It was, to say the least, an underwhelming debut.
My wife and I, along with dozens of others, were gathered on the graveled edge of the Union Pacific rail yard in Marysville, the old one whose tracks branched off the new bypass to wing like an arrow through the center of town. Only, alas, to end ignominiously near Jenkins Street; the remainder of the tracks pulled up like so many dandelions, sacrificed on the altar of efficiency.
I’m not complaining, mind you. I remember all too well having to stop and wait (and wait) for trains to pass before continuing into town. With 140 or more trains per day, the chances of having to wait were almost assured. When faced with the rare opportunity of finding the tracks devoid of rolling stock, the usual reaction was to stomp the gas pedal, speed limit be damned. A human foible to be sure but all the more mystifying because I never once saw cops running radar through that stretch. It would have been a cash cow for police coffers but maybe they felt the poor bastards were justified. Give ‘em a break.
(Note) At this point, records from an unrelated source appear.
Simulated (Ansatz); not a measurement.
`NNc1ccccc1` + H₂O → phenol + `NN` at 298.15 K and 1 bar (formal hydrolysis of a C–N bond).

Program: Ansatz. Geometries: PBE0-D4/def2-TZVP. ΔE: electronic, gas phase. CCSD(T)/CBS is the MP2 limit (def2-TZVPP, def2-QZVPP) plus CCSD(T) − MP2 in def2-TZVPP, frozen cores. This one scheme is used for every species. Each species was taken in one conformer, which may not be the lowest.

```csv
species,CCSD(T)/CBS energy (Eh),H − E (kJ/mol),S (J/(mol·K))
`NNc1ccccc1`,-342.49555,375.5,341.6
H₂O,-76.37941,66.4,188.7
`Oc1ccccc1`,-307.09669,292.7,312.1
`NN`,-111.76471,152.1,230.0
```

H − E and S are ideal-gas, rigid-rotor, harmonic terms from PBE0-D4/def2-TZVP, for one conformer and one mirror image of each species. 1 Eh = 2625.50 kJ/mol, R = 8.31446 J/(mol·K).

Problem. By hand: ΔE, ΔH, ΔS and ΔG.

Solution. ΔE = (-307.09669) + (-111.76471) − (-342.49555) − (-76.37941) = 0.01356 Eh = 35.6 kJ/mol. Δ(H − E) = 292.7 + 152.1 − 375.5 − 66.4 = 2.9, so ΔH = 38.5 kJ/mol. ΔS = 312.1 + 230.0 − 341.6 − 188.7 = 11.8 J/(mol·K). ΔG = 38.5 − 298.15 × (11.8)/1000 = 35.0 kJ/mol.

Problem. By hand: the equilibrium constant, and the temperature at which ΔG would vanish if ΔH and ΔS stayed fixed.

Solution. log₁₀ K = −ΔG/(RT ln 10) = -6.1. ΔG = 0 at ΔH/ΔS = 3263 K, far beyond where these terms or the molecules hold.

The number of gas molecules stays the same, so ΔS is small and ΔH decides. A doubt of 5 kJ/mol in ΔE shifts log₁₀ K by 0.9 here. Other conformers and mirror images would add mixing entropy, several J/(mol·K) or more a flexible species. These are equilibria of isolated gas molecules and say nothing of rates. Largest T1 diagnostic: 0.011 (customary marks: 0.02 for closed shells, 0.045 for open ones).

The reason for our gathering was the imminent arrival of locomotive No. 844. It was the last steam engine built for UP, 114 feet of coal black ugly that made its debut in 1944. As we waited, I asked several strangers if they’d ever seen it before. Not only had they, but they returned to the yard every time the engine docked. It was like a religion or something. I had a feeling that Lori and I were the only steam-engine-virgins there.
After what seemed an interminable wait, a pinprick of light appeared on the bridge spanning the Little Blue River. A ripple shuddered the crowd. Some began surging forward while others held back. The train inched forward, coasted to a stop, inched forward again. Several workers walked the tracks ahead of it, either inspecting the metal rails or tired of waiting for the engine to move. It started and stopped and mostly just idled.
“Like watching paint dry,” I said aloud.
Two men glanced at me as if I were a terrorist.
I moved off to find a good vantage. Each time I had an unobstructed view someone stepped in front of me. Several other photographers were having the same difficulty. Not that there was anything spectacular to shoot—the engine crawled forward with only a whiff of steam bleeding from the stack, a background of barren trees and featureless sky, a colorless foreground of gravel and dirt. Its size was impressive, though.
The train passed the depot and chugged to a stop. Workers wearing Day-glo vests swarmed it like angry yellowjackets. Circling the crowd, I angled off and knelt for a shot directly down the tracks. A police officer watched intently as if to say, this far and no more. Using a wide-open aperture to blur the background, I focused on the brass bell and touched the shutter release. Something was missing, though, some ineffable quality. At rest, leaking tendrils of white steam, the massive engine seemed anemic, almost caged, barely contained in its immobility. Before the shutter snapped I knew I had to see the engine in motion.
I never was around trains much when I was young so I have no real reference point other than the cheesy country songs I used to hear in the late hours of the night. Those came later in life, after I’d left home. Before that we listened mostly to classical music (my father was particularly fond of Wagner and the symphonies of Beethoven), with a sprinkling of Neil Diamond, Glen Campbell and a few others who escape me now. It’s worth noting that after we three boys flew the coop my mother grew addicted to the music of Willie Nelson, whose crooning my father compared to a cat with its tail caught in a fan belt. Willie’s nasal whine was a sore trial for my father. When my mother played his records my father promptly abandoned the room. It was his room, too, his den, manly with scale models of P-51 Mustang fighter planes and a gun rack prominent on the east wall. But I think Willie’s outcast status appealed to my mother’s own sense of rebellion, though hers was certainly more controlled. And, too, I think she was branching out into the woman she would become, seeing a new life sans children and electing to step out of my father’s shadow. Not too far, mind you, but far enough to hear her own voice.
Sometimes on quiet spring mornings when the windows were open I would hear a train rolling down the valley. It was miles away but still an audible presence, making the air throb with a dull rumble that seemed to come from the earth itself. Now and then a whistle would blow, a sonorous note that hung in the air like woodsmoke. I enjoyed listening to the train on a subliminal level but had no desire to see it. What was surprising was how far the sound carried.
Years later after a divorce and exile to Grants, New Mexico, I was thrown in among a motley band of misfits and losers, none of whom cared for Wagner, Beethoven or Mozart. Theirs was a more earthy refuge, booze, drugs and primordial violence underscored to a soundtrack of loss and yearning. Classical couldn’t quench the ache nor did it have the necessary incendiary ingredients to fuel it. Country music was as American as it got, but not the America of my middle-class upbringing. It was trailer trash and Southern gun-and-bible hillbilly, with iconic references to mothers, God, whiskey and unfaithful wives. Prominent within those heartrending lyrics was the lonesome wail of a train whistle, usually at night when loneliness was at its most compelling, piercing like a knife to the heart.